Part III: Web Services


11 Scraping Websites202
12 Working with HTTP APIs218
13 Fork-Join Parallelism with Futures236
14 Simple Web and API Servers258
15 Querying SQL Databases284

The third part of this book covers using Scala in a world of servers and clients, systems and services. We will explore using Scala both as a client and as a server, exchanging HTML and JSON over HTTP or Websockets. This part builds towards two capstone projects: a parallel web crawler and an interactive chat website, each representing common use cases you are likely to encounter using Scala in a networked, distributed environment.

11

Scraping Websites


11.1 Scraping Wikipedia203
11.2 MDN Web Documentation207
11.3 Scraping MDN209
11.4 Putting it Together213

@ val doc = Jsoup.connect("http://en.wikipedia.org/").get()

@ doc.title()
res2: String = "Wikipedia, the free encyclopedia"

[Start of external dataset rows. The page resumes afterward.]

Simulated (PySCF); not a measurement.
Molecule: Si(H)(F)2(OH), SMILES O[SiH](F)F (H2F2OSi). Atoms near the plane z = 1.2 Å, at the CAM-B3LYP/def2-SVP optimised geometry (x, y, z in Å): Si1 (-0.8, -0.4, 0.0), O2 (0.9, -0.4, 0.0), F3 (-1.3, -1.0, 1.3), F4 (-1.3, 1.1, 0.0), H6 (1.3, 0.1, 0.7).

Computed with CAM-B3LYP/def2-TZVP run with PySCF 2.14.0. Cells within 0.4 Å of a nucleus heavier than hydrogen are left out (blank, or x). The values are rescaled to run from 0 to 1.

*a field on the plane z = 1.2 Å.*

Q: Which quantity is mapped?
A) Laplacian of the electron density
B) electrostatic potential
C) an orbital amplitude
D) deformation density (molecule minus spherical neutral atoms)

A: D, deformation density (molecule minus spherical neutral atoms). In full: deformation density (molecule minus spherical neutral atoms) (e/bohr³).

@ val headlines = doc.select("#mp-itn b a")
headlines: select.Elements =
<a href="/wiki/Bek_Air_Flight_2100" title="Bek Air Flight 2100">Bek Air Flight 2100</a>
<a href="/wiki/Assassination_of_..." title="Assassination of ...">2018 killing</a>
<a href="/wiki/State_of_the_..." title="State of the...">upholds a ruling</a>
...
</> 11.1.scala

Snippet 11.1: scraping Wikipedia's front-page links using the Jsoup third-party library in the Scala REPL

The user-facing interface of most networked systems is a website. In fact, often that is the only interface! This chapter will walk you through using the Jsoup library from Scala to scrape human-readable HTML pages, unlocking the ability to extract data from websites that do not provide access via an API.

Apart from third-party scraping websites, Jsoup is also a useful tool for testing the HTML user interfaces that we will encounter in Chapter 14: Simple Web and API Servers. This chapter is also a chance to get more familiar with using Java libraries from Scala, a necessary skill to take advantage of the broad and deep Java ecosystem. Lastly, it is an exercise in doing non-trivial interactive development in the Scala REPL, which is a great place to prototype and try out pieces of code that are not ready to be saved in a script or project.

12

Working with HTTP APIs


12.1 The Task: Github Issue Migrator219
12.2 Creating Issues and Comments221
12.3 Fetching Issues and Comments223
12.4 Migrating Issues and Comments228

@ requests.post(
    "https://api.github.com/repos/lihaoyi/test/issues",
    data = ujson.Obj("title" -> "hello"),
    headers = Map("Authorization" -> s"token $token")
  )
res1: requests.Response = Response(
  "https://api.github.com/repos/lihaoyi/test/issues",
  201,
  "Created",
...
</> 12.1.scala

Snippet 12.1: interacting with Github's HTTP API from the Scala REPL

HTTP APIs have become the standard for any organization that wants to let external developers integrate with their systems. This chapter will walk you through how to access HTTP APIs in Scala, building up to a simple use case: migrating Github issues from one repository to another using Github's public API.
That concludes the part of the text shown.